We killed a homeless man on this bench. Me and Dru. Those were good times. You know, he begged for mercy, and you know, that only made her bite harder.

Spike ,'Sleeper'


Natter 54: Right here, dammit.  

Off-topic discussion. Wanna talk about corsets, duct tape, or physics? This is the place. Detailed discussion of any current-season TV must be whitefonted.


tommyrot - Sep 21, 2007 12:47:27 pm PDT #2180 of 10001
Sir, it's not an offence to let your cat eat your bacon. Okay? And we don't arrest cats, I'm very sorry.

5:45 on a Friday and it looks like we might have a bit of a problem.

Oh well, I'm still leaving.

Houston, we have a problem....

Ok, as long as your problem doesn't involve astronauts stranded in space, I say you're good to go....


Tom Scola - Sep 21, 2007 12:48:23 pm PDT #2181 of 10001
Remember that the frontier of the Rebellion is everywhere. And even the smallest act of insurrection pushes our lines forward.

Everything I know about astral projection I learned from Alex Chilton.

Each room is different, and filled with relics,
That will disorient you like psychedelics.
Thirty thousand monks at his direction,
Practicing things like astral projection.

Dalai! Dalai Lama!
Dalai! Dalai Lama!


tommyrot - Sep 21, 2007 12:51:12 pm PDT #2182 of 10001
Sir, it's not an offence to let your cat eat your bacon. Okay? And we don't arrest cats, I'm very sorry.

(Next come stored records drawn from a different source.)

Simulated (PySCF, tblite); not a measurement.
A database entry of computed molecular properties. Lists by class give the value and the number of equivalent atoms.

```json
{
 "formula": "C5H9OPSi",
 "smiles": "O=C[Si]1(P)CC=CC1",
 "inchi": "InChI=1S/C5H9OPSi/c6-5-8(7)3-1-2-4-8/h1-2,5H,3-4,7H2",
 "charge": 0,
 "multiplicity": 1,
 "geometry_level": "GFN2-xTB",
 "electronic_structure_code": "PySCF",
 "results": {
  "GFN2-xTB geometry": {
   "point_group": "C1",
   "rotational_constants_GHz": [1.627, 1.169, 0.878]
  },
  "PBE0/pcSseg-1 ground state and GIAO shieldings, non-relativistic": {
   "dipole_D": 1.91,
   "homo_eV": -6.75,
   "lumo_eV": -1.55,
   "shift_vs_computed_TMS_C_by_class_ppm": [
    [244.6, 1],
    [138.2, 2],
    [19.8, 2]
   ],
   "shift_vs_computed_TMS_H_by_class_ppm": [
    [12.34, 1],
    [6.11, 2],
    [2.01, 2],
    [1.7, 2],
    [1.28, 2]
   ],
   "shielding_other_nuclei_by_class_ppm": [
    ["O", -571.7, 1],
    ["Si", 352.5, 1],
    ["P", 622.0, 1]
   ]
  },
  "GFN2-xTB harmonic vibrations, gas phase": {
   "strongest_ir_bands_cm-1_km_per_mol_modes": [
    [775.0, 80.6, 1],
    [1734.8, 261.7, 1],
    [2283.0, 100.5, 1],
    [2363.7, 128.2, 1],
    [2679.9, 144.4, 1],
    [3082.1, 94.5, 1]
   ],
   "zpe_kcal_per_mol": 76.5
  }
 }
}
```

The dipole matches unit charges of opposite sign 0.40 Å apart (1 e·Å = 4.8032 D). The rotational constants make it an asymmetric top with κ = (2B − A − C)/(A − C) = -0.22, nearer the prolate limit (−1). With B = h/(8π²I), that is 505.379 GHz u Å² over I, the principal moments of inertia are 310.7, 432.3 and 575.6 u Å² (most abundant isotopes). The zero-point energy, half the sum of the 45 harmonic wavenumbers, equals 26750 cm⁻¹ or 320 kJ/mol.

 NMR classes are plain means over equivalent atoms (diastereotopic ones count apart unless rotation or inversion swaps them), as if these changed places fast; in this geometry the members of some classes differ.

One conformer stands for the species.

I think Jonathan Richman met someone on the Astral Plain once....


Allyson - Sep 21, 2007 1:04:43 pm PDT #2183 of 10001
Wait, is this real-world child support, where the money goes to buy food for the kids, or MRA fantasyland child support where the women just buy Ferraris and cocaine? -Jessica

And didja' know that scientists know how to reproduce this sensation?

I read that!

A friend of mine wrote a blog post about some of the frequencies that may causes people to see "ghosts."

Like, a toaster can resonate at the same frequency as your eyeball, causing a weird visual hallucination, and magnets can give you that sensation of having the hairs on the back of your neck raise and give you goosebumps. So if you are lying on a very old spring mattress that has become magnetized over time, that eerie feeling that your room is haunted could go away with a new mattress and box spring.


brenda m - Sep 21, 2007 1:08:14 pm PDT #2184 of 10001
If you're going through hell/keep on going/don't slow down/keep your fear from showing/you might be gone/'fore the devil even knows you're there

So the ghost wasn't in the mattress after all?


Dana - Sep 21, 2007 1:08:57 pm PDT #2185 of 10001
I'm terrifically busy with my ennui.

Eyeballs have frequencies?


§ ita § - Sep 21, 2007 1:09:01 pm PDT #2186 of 10001
Well not canonically, no, but this is transformative fiction.

Well, see, with all that magnetisation it's less a mattress and more a machine.


Pix - Sep 21, 2007 1:11:18 pm PDT #2187 of 10001
We're all getting played with, babe. -Weird Barbie

So the ghost wasn't in the mattress after all?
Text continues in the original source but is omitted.